The Deutsche Bank expert said he is particularly worried about Italy and the condition of local banks, where the €40 billion in funding needs is said to be "conservative." He said that the bank bailout is so urgent that it should permit Europe to violate the bail-in rules of the new Banking Directive. The economist notes that such a bail-in is not doable and is politically unfeasible because it would hit people's savings and may cause a bank run in both Italy and elsewhere. We find it strange how nobody thought of this before the rules were implemented, or rather how impairing savings was only a problem when "second-rate" European citizens such as those in Cyprus and Greece were affected. Now that Italians and even Germans are in the cross hairs, suddenly "it is time to change the rules."
His conclusion: "Strictly adhering to the rules rules would cause greater harm than if they were suspended."
Our only question is whether Deutsche Bank's chief economist is more worried about the future of Italy's banks, or that of his own employer.

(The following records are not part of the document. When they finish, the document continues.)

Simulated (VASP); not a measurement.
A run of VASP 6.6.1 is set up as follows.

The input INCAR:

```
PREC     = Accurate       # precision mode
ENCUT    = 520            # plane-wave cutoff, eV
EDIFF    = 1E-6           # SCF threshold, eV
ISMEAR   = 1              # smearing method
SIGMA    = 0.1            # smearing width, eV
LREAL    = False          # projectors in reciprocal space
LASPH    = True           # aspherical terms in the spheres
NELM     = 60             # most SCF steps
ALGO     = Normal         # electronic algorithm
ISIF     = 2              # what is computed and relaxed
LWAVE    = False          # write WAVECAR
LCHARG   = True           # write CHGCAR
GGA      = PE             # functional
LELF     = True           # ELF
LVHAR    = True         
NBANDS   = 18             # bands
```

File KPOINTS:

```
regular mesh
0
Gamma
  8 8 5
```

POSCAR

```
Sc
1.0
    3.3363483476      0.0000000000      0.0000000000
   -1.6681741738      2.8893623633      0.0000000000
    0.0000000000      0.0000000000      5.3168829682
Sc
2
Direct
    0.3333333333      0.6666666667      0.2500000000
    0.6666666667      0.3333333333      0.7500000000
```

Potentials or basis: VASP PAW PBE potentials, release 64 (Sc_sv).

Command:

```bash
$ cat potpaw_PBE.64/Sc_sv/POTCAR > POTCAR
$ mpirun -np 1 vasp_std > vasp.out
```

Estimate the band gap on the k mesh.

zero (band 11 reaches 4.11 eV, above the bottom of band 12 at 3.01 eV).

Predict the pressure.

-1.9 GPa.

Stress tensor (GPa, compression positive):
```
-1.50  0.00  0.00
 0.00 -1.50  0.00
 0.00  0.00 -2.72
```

In the meantime, we look forward to the next pan-European bank bailout, now that even Germany's biggest bank has thrown in its support behind the proposal, which means Merkel and Schauble's resistance will promptly evaporate in the coming days as insolvent banks across Europe once again get rescued by taxpayers, in the process further escalating populist anger at the treatment of banks, leading to more Brexit-like events and the further fragmentation of Europe.